The Nobel Prize as Reward and Capital

For Merton, scientific rewards form a complex system, defined by a scale that relates the form of reward to the level of scientific accomplishment. For instance, in the practice of eponymy, the greatest scientists have eras named after them (the Newtonian era), slightly lesser scientists may get to name a new science or discipline (Euclidean geometry), followed by countless theories or laws (Brownian motion). In the same spirit, the Nobel Prize is the symbol for recognized achievement in science. Unlike non-scientific awards, it embodies validation from scientists of distinction, including other laureates, whose scientific prowess is universally accepted. Contenders for the prize are expected to have produced sound knowledge (as vetted by peer review); it is the quality of the contribution that is assessed and commensurately recognized.

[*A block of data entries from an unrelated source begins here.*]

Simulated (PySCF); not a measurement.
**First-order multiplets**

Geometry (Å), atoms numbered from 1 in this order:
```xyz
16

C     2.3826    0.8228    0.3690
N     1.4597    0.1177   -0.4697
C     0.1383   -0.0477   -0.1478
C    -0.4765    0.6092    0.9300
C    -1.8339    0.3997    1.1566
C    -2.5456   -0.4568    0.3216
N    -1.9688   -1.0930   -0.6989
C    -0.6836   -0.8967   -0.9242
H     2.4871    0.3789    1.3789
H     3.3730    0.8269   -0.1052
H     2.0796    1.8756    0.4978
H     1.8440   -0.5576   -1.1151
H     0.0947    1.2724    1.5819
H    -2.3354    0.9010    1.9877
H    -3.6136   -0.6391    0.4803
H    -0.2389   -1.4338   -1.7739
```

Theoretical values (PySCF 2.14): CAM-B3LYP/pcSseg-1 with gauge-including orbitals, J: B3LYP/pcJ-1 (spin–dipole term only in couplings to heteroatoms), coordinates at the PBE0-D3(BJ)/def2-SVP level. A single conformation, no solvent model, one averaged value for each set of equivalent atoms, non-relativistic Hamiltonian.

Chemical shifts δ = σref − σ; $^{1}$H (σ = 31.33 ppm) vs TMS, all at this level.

While scientific knowledge is to be shared and assessed in a disinterested manner, that it can be separated functionally from its circumstances of production[2] allows disinterested scientists to still preserve the origins of the knowledge in collective memory. The Nobel Prize is one mechanism for preservation—it labels certain scientists, in light of their contributions, as permanent exemplars of good science. So, by recognizing scientific excellence, the prize guides new scientists to the “ideal.”  The prize is particularly suited for this function, since it is accompanied by a sense of finality and objectivity—awards are never rescinded or modified, even in the case of glaring mistakes or omissions.

Moreover, the Nobel Prize, along with other rewards, lead to an “institutional emphasis on originality.” (Merton 1957:649) Scientists seek to have themselves recognized as original contributors to the common stock of knowledge, further seeking to claim priority for themselves. This emphasis on priority therefore exposes the scientist emotionally to failure, and is to be balanced with the ethos of humility, disinterestedness, and modesty. This emphasis on originality leads the continual progress of science.

The Nobel Prize as a reward does not, however, explain why scientists desire recognition. It assumes that individual scientists will develop a concern for their work to be recognized. To be clear, the desired recognition extends beyond the certification of their produced knowledge; rather, it is for their original discoveries to be seen as worthy, excellent scientific work. Bourdieu’s field theory, which regards the Nobel Prize as a form of scientific capital, can account for this.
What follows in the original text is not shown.